What version of python is this? You may nee hatch installed first.

Pierre-Louis-Boutruche commented 1 month ago

My version of python is 3.12.4, I first installed hatch but I always get the error when I install intake2

Pierre-Louis-Boutruche commented 1 month ago

I downloaded python 3.10, and was able to install intake2 correctly. Traceback (most recent call last): File "C:\Users\pierre.louis.boutruc\Documents\git\test\test_udal\beacon.py", line 145, in results = broker._execute_argo(params) File "C:\Users\pierre.louis.boutruc\Documents\git\test\test_udal\beacon.py", line 130, in _execute_argo ds.close() AttributeError: 'NetCDFSource' object has no attribute 'close'

When I don't use ds.close() but directly os.remove, I can't because the file is being used by another process.

martindurant commented 1 month ago

That's right, close() is gone all together, and the file should only be open during the call to read(). I could readd close() as a no-op.

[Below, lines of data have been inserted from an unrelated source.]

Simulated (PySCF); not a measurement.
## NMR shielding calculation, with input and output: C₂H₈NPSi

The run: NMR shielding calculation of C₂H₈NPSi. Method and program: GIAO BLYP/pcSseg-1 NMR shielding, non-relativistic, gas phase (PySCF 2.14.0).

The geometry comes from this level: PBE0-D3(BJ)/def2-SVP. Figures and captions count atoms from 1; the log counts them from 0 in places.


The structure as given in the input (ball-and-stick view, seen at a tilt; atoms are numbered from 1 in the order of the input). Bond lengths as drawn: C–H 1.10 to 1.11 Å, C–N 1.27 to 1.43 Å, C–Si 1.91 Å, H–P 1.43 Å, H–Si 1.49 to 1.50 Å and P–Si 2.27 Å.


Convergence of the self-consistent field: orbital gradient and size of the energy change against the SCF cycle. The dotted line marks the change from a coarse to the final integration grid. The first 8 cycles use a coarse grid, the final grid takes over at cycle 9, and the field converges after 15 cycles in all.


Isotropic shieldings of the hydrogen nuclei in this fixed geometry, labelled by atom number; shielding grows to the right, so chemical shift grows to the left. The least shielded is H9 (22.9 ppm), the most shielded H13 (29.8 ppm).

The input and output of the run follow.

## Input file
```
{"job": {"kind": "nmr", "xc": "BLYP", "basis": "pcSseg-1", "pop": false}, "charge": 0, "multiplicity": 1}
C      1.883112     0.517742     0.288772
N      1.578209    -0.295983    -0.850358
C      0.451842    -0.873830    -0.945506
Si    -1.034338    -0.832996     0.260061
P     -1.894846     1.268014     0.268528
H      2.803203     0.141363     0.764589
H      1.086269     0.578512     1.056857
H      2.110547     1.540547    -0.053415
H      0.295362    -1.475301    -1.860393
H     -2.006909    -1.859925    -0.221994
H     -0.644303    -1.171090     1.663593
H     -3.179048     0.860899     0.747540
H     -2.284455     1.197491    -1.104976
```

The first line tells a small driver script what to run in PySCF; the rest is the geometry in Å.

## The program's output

martindurant commented 1 month ago

I wonder if xarray itself keeps hold of an open file? Do you know if you get the same behaviour is you do a

ds = xr.open_dataset(...)
Pierre-Louis-Boutruche commented 1 month ago

With this code:

import xarray as xr
import os

ds = xr.open_dataset("data/iddas_argo_[2015-07-05]_[2020-01-01].nc")

df = ds.to_dataframe()

os.remove("data/iddas_argo_[2015-07-05]_[2020-01-01].nc")

Output:

$ python test.py 
Traceback (most recent call last):
  File "C:\Users\pierre.louis.boutruc\Documents\git\test\test_udal\test.py", line 8, in <module>
    os.remove("data/iddas_argo_[2015-07-05]_[2020-01-01].nc")
PermissionError: [WinError 32] The process cannot access the file because it is being used by another process: 'data/iddas_argo_[2015-07-05]_[2020-01-01].nc'

But if I add ds.close(), this code works

martindurant commented 3 weeks ago

With the intake2 version of this repo, you should be able to do

ds = cat.source.read()

and thereafter only need ds.close() as you would with xarray alone.